# Convergence of step-length in a globally-convergent newton line search method with non-degenerate Jacobian

I'm working on a problem given in Nocedal & Wright's Numerical Optimization 2nd Edition, pg 303 Exercise 11.7:

Consider a line-search newton method in which the step length $\alpha_k$ is chosen to be the exact minimizer of the merit function $f(\cdot)$; that is,

$$\alpha_k = argmin_\alpha [f(x_k-\alpha J^{-1}(x_k)r(x_k))]$$

Show that if $J(x)$ is non-singular at the solution $x^*$, then $\alpha_k\rightarrow 1$ as $x_k\rightarrow x^*$.

In this problem, we seek $x^*$ such that $r(x^*)=0$, where $r:R^n\rightarrow R^n$ and use a merit function $f(x)$ to globalize the convergence of newton's method with a line search.

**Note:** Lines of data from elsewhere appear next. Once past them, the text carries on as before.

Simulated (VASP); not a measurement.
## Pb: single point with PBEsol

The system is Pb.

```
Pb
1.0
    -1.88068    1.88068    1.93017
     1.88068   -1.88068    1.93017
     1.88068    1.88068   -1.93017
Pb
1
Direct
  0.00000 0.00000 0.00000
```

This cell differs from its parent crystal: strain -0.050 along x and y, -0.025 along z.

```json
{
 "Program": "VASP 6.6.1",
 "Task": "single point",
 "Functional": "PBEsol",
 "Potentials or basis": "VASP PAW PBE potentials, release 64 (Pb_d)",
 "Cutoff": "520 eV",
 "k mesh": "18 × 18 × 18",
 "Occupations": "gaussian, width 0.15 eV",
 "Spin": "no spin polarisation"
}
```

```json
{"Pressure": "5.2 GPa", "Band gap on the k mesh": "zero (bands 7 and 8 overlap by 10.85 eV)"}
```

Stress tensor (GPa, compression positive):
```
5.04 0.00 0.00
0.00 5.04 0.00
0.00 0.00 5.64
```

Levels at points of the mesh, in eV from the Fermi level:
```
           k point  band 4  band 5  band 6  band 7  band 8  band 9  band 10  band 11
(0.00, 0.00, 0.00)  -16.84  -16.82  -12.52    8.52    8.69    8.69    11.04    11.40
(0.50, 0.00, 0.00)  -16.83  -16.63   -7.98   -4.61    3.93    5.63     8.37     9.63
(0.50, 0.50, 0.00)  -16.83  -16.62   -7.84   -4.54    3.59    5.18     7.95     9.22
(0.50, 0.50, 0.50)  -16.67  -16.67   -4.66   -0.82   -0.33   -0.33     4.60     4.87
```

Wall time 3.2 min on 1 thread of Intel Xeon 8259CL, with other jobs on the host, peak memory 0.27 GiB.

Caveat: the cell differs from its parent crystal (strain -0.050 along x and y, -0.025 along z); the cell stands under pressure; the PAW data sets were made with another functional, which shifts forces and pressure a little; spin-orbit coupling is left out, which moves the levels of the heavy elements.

I'm trying to work this proof out on my own, but I've run into some difficulties. First of all, I understand that the newton direction $\Delta x_k =-J^{-1}(x_k)r(x_k)$ is a descent direction. Also, if we (theoretically) chose the step length $\alpha_k$ as above, then the new step should satisfy the sufficient decrease condition (Armijo condition):

$$f(x_k+\alpha_k\Delta x)\le f(x_k)+c\alpha_k\nabla f(x_k)^T\Delta x$$ for some $0<c\le1$.

I understand that in practice, we try using the full newton step $\alpha_k=1$ first. If the newton step doesn't produce sufficient decrease, then we search back until sufficient decrease is met. I'm thinking that the fact that the jacobian being non-degenerate implies that there exists a ball around $x^*$ such that the full newton step always satisfies armijo's condition. Thus, as we get closer to the root, the newton step is enough to ensure sufficient decrease. However, I'm not entirely sure that such a ball exists.

I've also tried assuming that $\alpha_k\rightarrow a\ne1$ as $x_k\rightarrow x^*$, but the search for a contradition is somewhat mysterious to me.

Any help with this would be greatly appreciated! :)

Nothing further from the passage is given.